Living alone diaries - Learning to live alone in my 30’s

When my best friend and I decided that the time was right to move on and no longer live together two things went through my head. The first - how much I was going to miss her. The second? What happens if I fall down the stairs and nobody finds my broken body until several weeks later, by which point I would have probably melted into the carpet.

Despite feeling as though I had fallen behind my peers, waiting until the ripe old age of 33 to live by myself, I wasn’t sure if I was ready.

I’d never lived alone before.

For the past 10 years I had been used to having someone to go home to. Whether it was a student house full of exhausted paramedic students, or the safety of my best friend waiting to debrief the day with me. As a student, though the house fully lived up to expectations - mould in the bedrooms, a kitchen so cold you could see your breath and our back garden being turned into a skip by a nearby building site - the house was always busy. We spent a lot of time on placement so there were always people coming and going, always someone to debrief with about the crazy jobs we’d been to, or to lay in various states of exhaustion with on the gross sofas in our tiny lounge.

Coming home to an empty house has been different and has taken a little getting used to but it’s definitely not lonely. There’s a peace to coming home and finding it exactly as your left it. There’s no washing in the washing machine that needs hanging out, there’s no dishes cluttering the countertop and best of all, there’s no thread all over the house (my best friend liked to sew, so the carpet became a thread graveyard). In all honestly though, these are the things I miss about living with someone else. The evidence of them. Their little quirks and characteristics become a part of the home you’ve made.

But living alone has allowed me to take comfort in the quiet. It’s teaching me how to decompress alone and how to find peace in the solitude. My space is entirely my own and some days when I come home I can just breathe knowing that I have nobody else to worry about. It’s just me and I have the ultimate freedom to do and live as I please. It’s allowing me to get to know parts of myself I hadn’t met yet. And to actually undertake DIY which previously, had always been my friends unofficial job as she was a lot handier than I am (I say this, with photographic evidence of her tying our fence back together with cable ties).

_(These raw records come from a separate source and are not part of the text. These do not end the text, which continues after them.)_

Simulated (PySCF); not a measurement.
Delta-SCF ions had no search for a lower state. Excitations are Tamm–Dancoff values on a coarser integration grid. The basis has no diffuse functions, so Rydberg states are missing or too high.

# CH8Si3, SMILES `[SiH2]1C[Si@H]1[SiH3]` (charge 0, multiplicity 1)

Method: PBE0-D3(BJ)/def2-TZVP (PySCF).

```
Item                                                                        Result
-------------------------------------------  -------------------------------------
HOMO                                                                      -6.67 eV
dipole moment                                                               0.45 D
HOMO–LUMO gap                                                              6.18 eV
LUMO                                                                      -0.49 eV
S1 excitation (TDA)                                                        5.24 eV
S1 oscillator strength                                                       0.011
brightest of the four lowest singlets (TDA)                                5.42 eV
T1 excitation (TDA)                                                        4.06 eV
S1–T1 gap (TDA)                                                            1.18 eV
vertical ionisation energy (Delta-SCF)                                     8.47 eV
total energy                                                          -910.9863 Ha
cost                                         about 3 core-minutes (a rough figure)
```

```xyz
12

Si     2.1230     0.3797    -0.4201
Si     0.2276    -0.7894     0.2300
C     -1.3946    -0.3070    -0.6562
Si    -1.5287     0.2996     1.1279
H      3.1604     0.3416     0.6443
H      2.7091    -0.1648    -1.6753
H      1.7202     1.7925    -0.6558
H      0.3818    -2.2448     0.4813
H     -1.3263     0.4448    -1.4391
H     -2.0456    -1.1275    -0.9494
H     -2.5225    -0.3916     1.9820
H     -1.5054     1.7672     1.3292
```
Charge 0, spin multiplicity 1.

Sure, there are times when the quiet feels a little too loud, but I know myself well enough now to understand how to move through those moments. And yes, I have to be on top of everything now, all the responsibility is mine rather than shared but I like the independence this has given me. I am proving that I can take care of all aspects of my life… mostly. The bins might not always get put out…

But ultimately, the best thing about living alone is how grounding it is to open my front door and step into the space I’ve created for myself. The small ordinary moments of living alone bring the same comfort as the knowing that my best friend was pottering around downstairs. A quiet reassurance just in a different form.

It’s safety, only now it comes from me.